Bill would increase price of Federal Duck Stamp

Ducks Unlimited sent out this press release (pasted below)
today, and if this passes, you’ll pay more to hunt ducks everywhere
in the United States. Federal Duck Stamps currently cost $15, and
this legislation would increase the price to $25. Different
versions of this bill have been around for several years, but the
anti-tax increase (or “fee”) attitude in the nation’s Capitol the
past few years has kept it from going anywhere. Frankly, I’m
skeptical this bill will advance even with a new administration in
DC, but this waterfowler supports the concept.
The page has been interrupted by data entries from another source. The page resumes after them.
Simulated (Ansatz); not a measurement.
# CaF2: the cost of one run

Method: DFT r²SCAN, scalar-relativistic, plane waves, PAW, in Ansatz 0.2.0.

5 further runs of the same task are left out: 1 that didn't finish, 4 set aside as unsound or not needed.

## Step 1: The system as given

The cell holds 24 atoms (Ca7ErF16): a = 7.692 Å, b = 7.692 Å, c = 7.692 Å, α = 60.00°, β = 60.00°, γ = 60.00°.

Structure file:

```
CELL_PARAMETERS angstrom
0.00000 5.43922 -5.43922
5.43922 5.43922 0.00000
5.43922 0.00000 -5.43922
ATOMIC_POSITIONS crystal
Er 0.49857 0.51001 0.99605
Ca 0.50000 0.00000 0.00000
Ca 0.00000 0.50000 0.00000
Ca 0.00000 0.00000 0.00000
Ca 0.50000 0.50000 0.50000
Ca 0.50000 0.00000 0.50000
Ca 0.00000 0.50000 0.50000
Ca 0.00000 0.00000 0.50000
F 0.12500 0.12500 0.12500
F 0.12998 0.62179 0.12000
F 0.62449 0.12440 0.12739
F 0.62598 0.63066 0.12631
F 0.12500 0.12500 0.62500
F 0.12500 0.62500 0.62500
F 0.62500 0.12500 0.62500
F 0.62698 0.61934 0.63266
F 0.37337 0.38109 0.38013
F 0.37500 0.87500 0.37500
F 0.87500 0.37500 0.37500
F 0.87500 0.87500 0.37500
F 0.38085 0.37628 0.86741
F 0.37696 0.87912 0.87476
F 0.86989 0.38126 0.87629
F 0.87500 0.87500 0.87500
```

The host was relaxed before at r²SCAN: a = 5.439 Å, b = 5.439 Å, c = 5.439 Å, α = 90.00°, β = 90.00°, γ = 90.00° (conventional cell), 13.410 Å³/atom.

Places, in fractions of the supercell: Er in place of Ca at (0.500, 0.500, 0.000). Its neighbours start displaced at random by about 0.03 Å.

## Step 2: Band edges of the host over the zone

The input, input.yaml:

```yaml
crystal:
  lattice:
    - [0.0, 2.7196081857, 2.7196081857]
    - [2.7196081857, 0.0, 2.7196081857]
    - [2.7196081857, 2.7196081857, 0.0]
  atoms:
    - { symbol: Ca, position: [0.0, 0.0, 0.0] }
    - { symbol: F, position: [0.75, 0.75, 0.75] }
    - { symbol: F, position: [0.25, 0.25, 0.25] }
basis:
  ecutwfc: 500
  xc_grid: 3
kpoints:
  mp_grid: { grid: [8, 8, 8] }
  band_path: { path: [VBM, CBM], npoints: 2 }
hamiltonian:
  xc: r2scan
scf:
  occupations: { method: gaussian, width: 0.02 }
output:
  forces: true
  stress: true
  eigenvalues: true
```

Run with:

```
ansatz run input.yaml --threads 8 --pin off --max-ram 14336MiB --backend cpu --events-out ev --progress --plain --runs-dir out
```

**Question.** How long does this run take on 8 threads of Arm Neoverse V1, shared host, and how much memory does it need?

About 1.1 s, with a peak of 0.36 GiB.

Funds from the Federal Migratory Bird Hunting and
Conservation Stamp have been the major driver in expanding national
wildlife refuges and waterfowl production areas across the
Duck Factory. The U.S. Fish and Wildlife Service spends the dollars
while working with conservation groups like DU to identify prime
parcels. Duck hunting could be better in Minnesota, but it would be
much worse without the wetlands and associated upland grasslands
that Duck Stamp dollars helped acquire and
manage.

Contact your congressman or our (one) senator and express
support for this bipartisan chunk or legislation. You can track
down your House member here or
all U.S. senators here.

CONGRESS INTRODUCES BILL TO INCREASE WATERFOWL HABITAT

Ducks Unlimited Supports Bill To Increase Conservation Value of
Federal Duck Stamp

WASHINGTON – April 3, 2009 – Migratory Bird Conservation
Commission members Congressman John Dingell (Mich.) and Robert
Wittman (Va.) introduced legislation in Congress to increase the
availability and buying power of the Federal Duck Stamp – a move
designed to continue the success that the stamp has had in
conserving waterfowl habitat across the United States.

 Proceeds from sales of the Federal Duck Stamp are used to
purchase and protect waterfowl habitat across the country. Since
its inception in 1934, sales from the stamp have topped $700
million and have conserved more than 5.2 million acres of
habitat.

 “Federal Duck stamps are one of the major success stories of
conservation,” said Dingell, who has served on the Commission for
more than 40 years.

 “This bill will help continue the 75-year tradition that
waterfowlers have in protecting the resource that they value,”
added Wittman.

 For 18 years the purchasing power of the stamp has failed to
keep up with skyrocketing land values. In North and South Dakota –
two states where breeding habitat is crucial – the cost to protect
land has gone up more than 200% just since 1998. In California,
where northern pintail ducks migrate through the Central Valley,
land values have dramatically risen, making protecting waterfowl
habitat incredibly difficult.

 In the recent “State of the Birds” report, released by the U.S.
Fish & Wildlife Service, many waterfowl populations were cited
as faring better than other birds, helped by the investment made by
sportsmen through Duck Stamp sales.

 “Waterfowlers make up 95% of Duck Stamp sales,” said Scott
Sutherland, Director of the Governmental Affairs Office for Ducks
Unlimited. “Sportsmen were the first conservationists, and continue
to be leaders in putting waterfowl and wildlife habitat on the
ground.”

 Under the proposal, the stamp could be sold by any distributor
designated by the Secretary of Interior, which would expand the
availability of the stamp. The price would also be increased to $25
for the 2010-2011 hunting season. The 18 years since the increase
in 1991 is the longest period that there has not been an adjustment
to the price of the stamp in its history.